Everything is getting more expensive – only home ownership is suddenly becoming cheaper. But that is not a good sign. Owning your own property has become unaffordable for many people.

There has been a turnaround in the German real estate market: Contrary to the general trend of high inflation, prices for houses and condominiums fell in the third quarter, according to data from the financing broker Interhyp. According to this, the average price for a financed property including additional costs in the third quarter was 512,000 euros – 23,000 euros or 4.3 percent less than in the second quarter.

According to Interhyp CEO Jörg Utecht, the main reason is that many people can no longer afford a house or apartment because of the increased interest rates. “The key interest rate increases due to high inflation and the expectations for future monetary policy have quadrupled building interest rates,” said Utecht. The analysis is based on the real estate loans brokered through Interhyp from a good 500 banks, building societies and other lenders.

This would break a ten-year price spiral: from the first quarter of 2012 to the first quarter of 2022, the nationwide average price of a residential property had almost doubled from 290,000 euros to 540,000 euros, according to Interhyp. In the second quarter, property prices had already fallen by 0.9 percent, according to Interhyp.

The Bundesbank’s figures also suggest that the rise in interest rates has made real estate unaffordable for many potential buyers. In the first half of the year, there was a brief boom in housing loans to private households. Many buyers wanted to secure low interest rates. March was the record month, with a total of over 32 billion euros. By September, this had halved, with German banks only lending 16 billion euros in housing loans to private buyers.

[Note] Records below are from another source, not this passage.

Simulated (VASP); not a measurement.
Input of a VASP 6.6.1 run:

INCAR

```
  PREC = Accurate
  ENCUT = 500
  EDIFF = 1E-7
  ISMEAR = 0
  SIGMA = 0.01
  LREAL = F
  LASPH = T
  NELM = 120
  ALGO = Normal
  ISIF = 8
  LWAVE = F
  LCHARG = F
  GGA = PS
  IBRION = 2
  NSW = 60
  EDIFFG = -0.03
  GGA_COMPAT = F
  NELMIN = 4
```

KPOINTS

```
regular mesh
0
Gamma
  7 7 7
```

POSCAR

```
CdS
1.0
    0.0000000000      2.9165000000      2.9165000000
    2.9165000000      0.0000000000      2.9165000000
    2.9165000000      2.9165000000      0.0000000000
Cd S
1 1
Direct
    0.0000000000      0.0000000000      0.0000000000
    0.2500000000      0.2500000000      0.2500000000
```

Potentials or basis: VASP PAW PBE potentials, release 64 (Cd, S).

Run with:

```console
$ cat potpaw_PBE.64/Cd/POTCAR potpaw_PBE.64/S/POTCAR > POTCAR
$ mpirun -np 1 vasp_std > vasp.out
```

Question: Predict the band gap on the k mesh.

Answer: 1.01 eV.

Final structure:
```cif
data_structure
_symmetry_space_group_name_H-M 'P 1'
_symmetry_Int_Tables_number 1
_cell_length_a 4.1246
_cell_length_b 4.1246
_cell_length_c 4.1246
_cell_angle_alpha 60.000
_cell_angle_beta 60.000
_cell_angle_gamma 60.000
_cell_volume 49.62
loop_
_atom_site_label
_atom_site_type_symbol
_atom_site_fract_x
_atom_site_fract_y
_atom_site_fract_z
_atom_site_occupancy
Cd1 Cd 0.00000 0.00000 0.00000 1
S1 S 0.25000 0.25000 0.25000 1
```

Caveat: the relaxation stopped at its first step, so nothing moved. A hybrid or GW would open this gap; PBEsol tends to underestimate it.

“There are signs that the market has turned,” says Stephan Kippes, market researcher at the IVD Süd real estate association in Munich. The days when apartments and houses for sale in cities were practically snatched out of the hands of real estate agents are over. “The number of properties on the market has increased significantly,” says Kippes – in some regions it has doubled. “This means that some sellers are willing to negotiate the price.”

According to Kippes, real estate has become significantly cheaper in Stuttgart, for example, and there were also price reductions in Munich. In Hamburg and Berlin, apartments and houses did become somewhat more expensive again in the third quarter, according to Interhyp, but this could be short-lived. “The figures from the first weeks of the fourth quarter in Munich, Hamburg and Berlin show that further downward corrections are likely,” said Utecht.

The reason for the increased supply is not that much more has been built, but that it is taking longer to find buyers. The drop in prices is particularly noticeable because building itself has become rapidly more expensive this year. Bavarian construction companies, for example, have increased their prices by an average of 25 to 30 percent this year, as the state’s construction guilds reported at the beginning of the week.

The situation is particularly difficult for property developers, who are apparently having increasing problems selling their new buildings. Interhyp estimated the price decline for new buildings from property developers in the third quarter at 5.1 percent. The costs of used houses and apartments have therefore only fallen by 2.3 percent.

“The developers have several problems at the same time,” says Kippes. These include rising interest rates, unpredictable price hikes and shortages of building materials as well as a shortage of workers and construction companies. On the other hand, there are the buyers who can no longer pay as much.

The fall in prices will most likely be accompanied by a fall in the number of new buildings. What this will mean for price developments next year is difficult to estimate.